Everything from the buttons to the materials used on the Surface Go is first-class. Microsoft could have cut corners with Surface Go's execution, it instead stands out as another outstanding and quality design.
One of the best for Surface
Microsoft Surface Go display
Saying the Surface Go's 10-inch 1800 x 1200 PixelSense display is not as fancy as the Surface Pro's is expected. However, in our tests, the Surface Go's screen is better in some ways, which is surprising.
The screen is optically bonded and the familiar 3:2 aspect ratio of all modern Surface devices.
Microsoft says each Surface Go screen is color calibrated at the factory and I believe it. Color accuracy is 99 percent for sRGB and 76 percent for Adobe RGB – slightly higher than the 97 percent and 75 percent, respectively, of the Surface Pro's 12.3-inch display. Those are strong results for what is thought to be a budget Surface – or for any PC.
There were also concerns about screen brightness – another popular area where manufacturers save money. That's not the case here with Surface Go. Set to maximum intensity, we hit around 435 nits, which is suitable enough for outdoors (though not in direct sunlight).
Aesthetically, the Surface Go's display is outstanding. Colors are punchy, blacks look good, light bleed is minimal (if at all), and it just looks good with a 216ppi resolution.
The screen is far from being matte, so it does maintain some gloss and higher reflectivity than what Apple uses.
Type-C is here
Microsoft Surface Go ports
There are not a lot of ports on the Surface Go, but the ones included are the right choice (and all are the right side).
The 2015 Surface 3 infamously ditched Microsoft's Surface Connect port in favor of a "standardized" Micro-USB one for charging and data. In hindsight, it was one of the worst decisions made by the company as users ended up losing their Micro-USB Surface chargers and used the underpowered one from their phone instead. The result was a disaster with customer complaints about slow charging and more.
With Surface Go, Microsoft is bringing the best of both worlds to users: USB Type-C 3.1 and a Surface Connect port.
The Type-C port supports data, display out, and even charging. That latter bit means if you do lose you Surface Connect charger, or left it at home you can use any other Type-C one. If it gets more than 24 watts, it should charge the Surface Go. For this review, 45W and 65W chargers were tested with no issue (the Surface Go reportedly has a max input of 45W, USB-C allows it to communicate with the charger about what wattage it can accept).

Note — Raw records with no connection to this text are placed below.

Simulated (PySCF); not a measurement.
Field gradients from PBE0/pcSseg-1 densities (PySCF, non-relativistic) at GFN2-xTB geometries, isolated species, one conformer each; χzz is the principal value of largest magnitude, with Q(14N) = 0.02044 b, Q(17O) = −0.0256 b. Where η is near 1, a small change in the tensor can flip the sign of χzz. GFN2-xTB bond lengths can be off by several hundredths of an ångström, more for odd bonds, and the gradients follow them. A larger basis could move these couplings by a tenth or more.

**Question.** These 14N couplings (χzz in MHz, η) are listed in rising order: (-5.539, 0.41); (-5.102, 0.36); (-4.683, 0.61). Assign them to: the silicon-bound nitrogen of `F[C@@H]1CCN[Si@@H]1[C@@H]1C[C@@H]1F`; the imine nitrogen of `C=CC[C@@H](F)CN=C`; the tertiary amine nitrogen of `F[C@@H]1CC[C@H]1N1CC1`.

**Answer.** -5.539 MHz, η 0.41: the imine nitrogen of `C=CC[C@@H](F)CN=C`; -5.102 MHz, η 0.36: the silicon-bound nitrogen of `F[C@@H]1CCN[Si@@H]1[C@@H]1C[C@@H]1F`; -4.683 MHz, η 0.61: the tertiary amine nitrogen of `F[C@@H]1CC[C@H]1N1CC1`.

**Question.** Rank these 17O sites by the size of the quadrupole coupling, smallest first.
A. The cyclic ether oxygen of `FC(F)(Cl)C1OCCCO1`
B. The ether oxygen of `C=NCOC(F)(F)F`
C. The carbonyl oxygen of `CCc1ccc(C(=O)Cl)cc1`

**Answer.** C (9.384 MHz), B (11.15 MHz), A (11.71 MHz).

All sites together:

From external Type-C storage drives like the popular Samsung T5 to hubs/port extenders, 65Wh portable power banks (opens in new tab), or even connecting to the excellent Dell 27 USB-C Monitor (opens in new tab), the Surface Go handled whatever we threw at it.
The Surface Connect port is no slouch either. The included 24W charger is adorably tiny – it fits in the palm of your hand and makes packing it a breeze.
Owners of the $199 Surface Dock (opens in new tab) can also use it with the Surface Go. Oddly, the new Surface Connect to USB-C Adapter does not work although it would be redundant on this device. Perhaps a future firmware update will enable it if there is demand.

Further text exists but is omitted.